The 19th century Western explorer John Fremont would finally have a major geographic feature named for him in Nevada under a proposal approved by a state board.
The Nevada State Board on Geographic Names last week unanimously voted to name a Lyon County peak where the man known as “The Pathfinder” is thought to have stood as Fremont Lookout.
The panel’s recommendation now goes to the U.S. Board on Geographic Names for final action.
Former Nevada state archivist Guy Rocha said Fremont is deserving of the honor because of his historic expeditions across the West, including one in 1843-44 that took him across portions of Nevada, California and Oregon.
Fremont was also one of the first two U.S. senators from California, the first presidential candidate of the Republican Party and a Union major general in the Civil War.
“He was one of the principal players in the exploration of the West in the 19th century,” Rocha said. “The fact is he did these things, and it’s appropriate we recognize him.”
Rocha said it’s “highly probable” that Fremont stood on the west rocky point of Churchill Butte on Jan. 20, 1844, to gain a view west of the Sierra Nevada above Carson City.
Historians seek to name the 5,801-foot point for Fremont, who crossed the snowbound Sierra near California’s Carson Pass a month later. The second highest point on Churchill Butte, it’s located near old Fort Churchill along the Carson River 35 miles east of Carson City.
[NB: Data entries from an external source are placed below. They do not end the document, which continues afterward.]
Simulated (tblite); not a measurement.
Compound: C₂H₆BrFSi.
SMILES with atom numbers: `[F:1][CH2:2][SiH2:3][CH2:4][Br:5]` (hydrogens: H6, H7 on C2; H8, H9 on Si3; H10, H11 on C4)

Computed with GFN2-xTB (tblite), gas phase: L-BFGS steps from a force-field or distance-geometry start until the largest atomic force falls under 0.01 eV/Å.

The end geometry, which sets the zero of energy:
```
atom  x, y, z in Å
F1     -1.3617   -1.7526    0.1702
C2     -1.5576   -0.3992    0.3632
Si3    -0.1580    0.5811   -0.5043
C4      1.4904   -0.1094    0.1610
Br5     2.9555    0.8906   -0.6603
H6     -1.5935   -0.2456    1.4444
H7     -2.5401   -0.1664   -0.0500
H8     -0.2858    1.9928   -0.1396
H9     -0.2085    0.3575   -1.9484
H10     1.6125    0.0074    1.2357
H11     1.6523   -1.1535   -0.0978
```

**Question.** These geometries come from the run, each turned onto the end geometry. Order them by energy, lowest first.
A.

Mileages provided in Fremont’s journal and a government report led historians to the site, Rocha said, and the view from it is similar to the one Fremont described in his journal.
“We’ll never be able to know for sure if it’s where Fremont stood, but the consensus was to go with this point,” Rocha said, adding it matches best with historic documents.
The point is about 8 miles to the east of an ancient 5,003-foot volcanic cone at the northeastern end of the Pine Nut Mountains where historians initially believed Fremont stood.
In Nevada, Fremont has streets, schools and an obscure mountain pass named for him — but no major geographic feature.
On his 1843-44 trek across Nevada, he named some prominent features, including Pyramid Lake and the Humboldt and Walker rivers. He also came up with the name Great Basin for the vast region of interior drainage that covers most of Nevada and much of Utah.